Saturday, November 19, 2011

What's the difference between abstract art and vector art?

I am looking up a few designs and was wondering what the actual difference was, since I've seen very similar pictures listed as both abstract and vector (depending on what site I'm on). Thank you.|||I'm a digital artist.





The words "vector" and "abstract", as applied to images have nothing at all in common.





Abstract is a STYLE of artwork in which an artist might work - just like an artist might do cubism or pointilism.





Vector is a technical method of putting an image into a DIGITAL IMAGE FILE FORMAT. Many artists know nothing about this technical digital image file format stuff. They make pictures, the underlying digital image format particulars may not concern them. Their image editing program or camera takes care of these details.
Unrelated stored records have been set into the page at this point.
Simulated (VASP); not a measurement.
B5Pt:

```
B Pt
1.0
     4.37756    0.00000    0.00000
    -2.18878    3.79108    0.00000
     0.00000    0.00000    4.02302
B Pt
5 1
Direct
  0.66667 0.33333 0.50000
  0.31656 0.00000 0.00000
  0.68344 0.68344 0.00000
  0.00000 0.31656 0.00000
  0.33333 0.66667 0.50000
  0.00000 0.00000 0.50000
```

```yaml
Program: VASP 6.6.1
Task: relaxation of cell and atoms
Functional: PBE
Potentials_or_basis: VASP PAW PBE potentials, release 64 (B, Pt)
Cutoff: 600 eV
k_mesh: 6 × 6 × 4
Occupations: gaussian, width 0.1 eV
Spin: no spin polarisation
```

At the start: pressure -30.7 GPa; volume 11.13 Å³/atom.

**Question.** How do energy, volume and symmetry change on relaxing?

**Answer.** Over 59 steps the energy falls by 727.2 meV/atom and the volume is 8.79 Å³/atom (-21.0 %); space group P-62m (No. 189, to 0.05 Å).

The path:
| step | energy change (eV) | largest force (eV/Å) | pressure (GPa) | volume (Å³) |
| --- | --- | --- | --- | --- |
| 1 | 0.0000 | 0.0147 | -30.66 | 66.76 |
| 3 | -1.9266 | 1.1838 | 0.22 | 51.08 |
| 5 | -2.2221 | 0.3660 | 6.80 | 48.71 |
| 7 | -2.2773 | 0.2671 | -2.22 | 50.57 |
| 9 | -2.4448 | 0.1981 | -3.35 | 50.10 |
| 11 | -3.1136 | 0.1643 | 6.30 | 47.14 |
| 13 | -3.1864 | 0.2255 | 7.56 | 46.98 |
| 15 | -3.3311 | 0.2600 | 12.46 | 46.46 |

So, an artist could make a vector-based image which is abstract or one which is figurative, or any other style. Same for a raster-based image.





An "abstract" image is abstract art, as opposed to "representational" or "figurative" art.





A vector image is a digital image made by using a list of X and Y point co-ordinates, angles, lengths and colors to represent an image. That is, opposed to a "bit-mapped" image, which uses a "raster".





The Vector image method tells the computer "Start at this point and then draw pixels of such-and-such a color at this angle for this length and then go to the next item in this list." A raster image tells the computer to start at the upper left and start filling the image boundaries with colored pixels, line-by-line from left to right until the image boundary is filled.





Vector images have areas of solid color, like a map or a cartoon drawing. Bit-mapped images have continuous tones, like a photo. A typical bit-mapped image file format is JPEG or "somepicture.jpg", while a typical vector image file format would be "somepicture.gif".





See the Wikipedia references for more.





Hope this answers your question...


_jim coe|||'Abstract' covers the whole field of non-representational art. I presume that 'Vector' is a type of abstract art, like, say, 'Op Art' and 'Vorticism' are types of abstract art.